Hey there, time traveller!
This article was published 15/11/2011 (1742 days ago), so information in it may no longer be current.
Mayor Sam Katz does not seem to enjoy the ceremonial aspects of his job, but there's little excuse for not attending a Remembrance Day ceremony. His unexplained absence this year reflects poorly on him personally and on the city generally.
Unfortunately, the mayor's blatant disrespect for one of the country's most solemn occasions is typical of his approach to the job. He has a reputation for accepting invitations and then cancelling appearances at the last minute -- including at a previous Santa Claus parade -- and for spotty attendance at Folklorama, the city's major multicultural festival.
A spokesman for Mr. Katz claims he accepted invitations to 201 events last year, but wouldn't confirm he actually attended that number of events. And despite what the mayor's office claims, previous mayors, particularly Glen Murray and Bill Norrie, were much more active at community events, partly because they enjoyed it, but also because they saw it as part of the job.
To be fair, Mayor Katz has two young children, a responsibility previous mayors did not have. His family duties might require him to curtail some events, which most people could easily understand.
But he also has a tendency to schedule long weekends for personal time, including many spent in Arizona. Since Remembrance Day fell on a Friday, it seems the mayor may have used the long weekend for another trip south.
The mayor is not obliged to disclose his whereabouts to the media on a 24-7 basis, and he is entitled to a private life and private time. In a wired world, he can always be reached by someone in the event of an emergency. His personal presence in the city is not absolutely essential either.
But ducking Remembrance Day for a trip to Arizona or other personal indulgence is a case of mixed signals and mixed-up priorities. In the absence of a better explanation, the public is left to deduce that the Sun Belt looked a lot more appealing than laying a wreath to the fallen in a crowded convention centre.

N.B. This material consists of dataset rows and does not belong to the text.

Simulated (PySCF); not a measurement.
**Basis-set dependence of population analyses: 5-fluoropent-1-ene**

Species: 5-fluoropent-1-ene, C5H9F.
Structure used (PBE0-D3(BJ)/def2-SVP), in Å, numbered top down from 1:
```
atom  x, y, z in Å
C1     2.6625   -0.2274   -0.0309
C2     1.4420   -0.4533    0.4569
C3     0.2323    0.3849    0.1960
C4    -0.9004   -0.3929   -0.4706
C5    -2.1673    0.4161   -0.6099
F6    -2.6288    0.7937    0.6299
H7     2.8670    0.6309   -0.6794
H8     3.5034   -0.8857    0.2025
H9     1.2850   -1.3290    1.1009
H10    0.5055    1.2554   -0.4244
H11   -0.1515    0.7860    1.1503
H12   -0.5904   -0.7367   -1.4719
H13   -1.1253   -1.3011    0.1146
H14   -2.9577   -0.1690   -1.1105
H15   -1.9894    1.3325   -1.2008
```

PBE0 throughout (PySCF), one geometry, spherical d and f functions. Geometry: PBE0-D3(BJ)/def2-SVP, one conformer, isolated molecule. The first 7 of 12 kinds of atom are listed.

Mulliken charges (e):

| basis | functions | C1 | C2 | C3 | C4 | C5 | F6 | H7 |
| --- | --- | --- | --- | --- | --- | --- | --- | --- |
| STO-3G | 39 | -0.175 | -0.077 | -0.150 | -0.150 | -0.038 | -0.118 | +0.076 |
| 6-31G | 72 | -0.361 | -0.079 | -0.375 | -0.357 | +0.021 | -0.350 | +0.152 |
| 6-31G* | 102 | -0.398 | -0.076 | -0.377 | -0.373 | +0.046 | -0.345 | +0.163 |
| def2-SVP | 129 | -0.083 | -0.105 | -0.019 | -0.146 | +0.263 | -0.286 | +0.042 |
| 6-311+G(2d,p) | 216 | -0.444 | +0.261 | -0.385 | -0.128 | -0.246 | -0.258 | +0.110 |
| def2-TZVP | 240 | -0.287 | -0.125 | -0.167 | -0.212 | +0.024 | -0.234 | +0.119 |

The job of mayors today is less ceremonial and more business-minded than it was in the days of a part-time council run by a board of commissioners. But as the leader of the city, the mayor is expected to represent the community with grace and dignity. Attending important community events is part of the job, which doesn't mean he has to match or exceed the records of his predecessors.
But he does have to do a better job of picking his spots.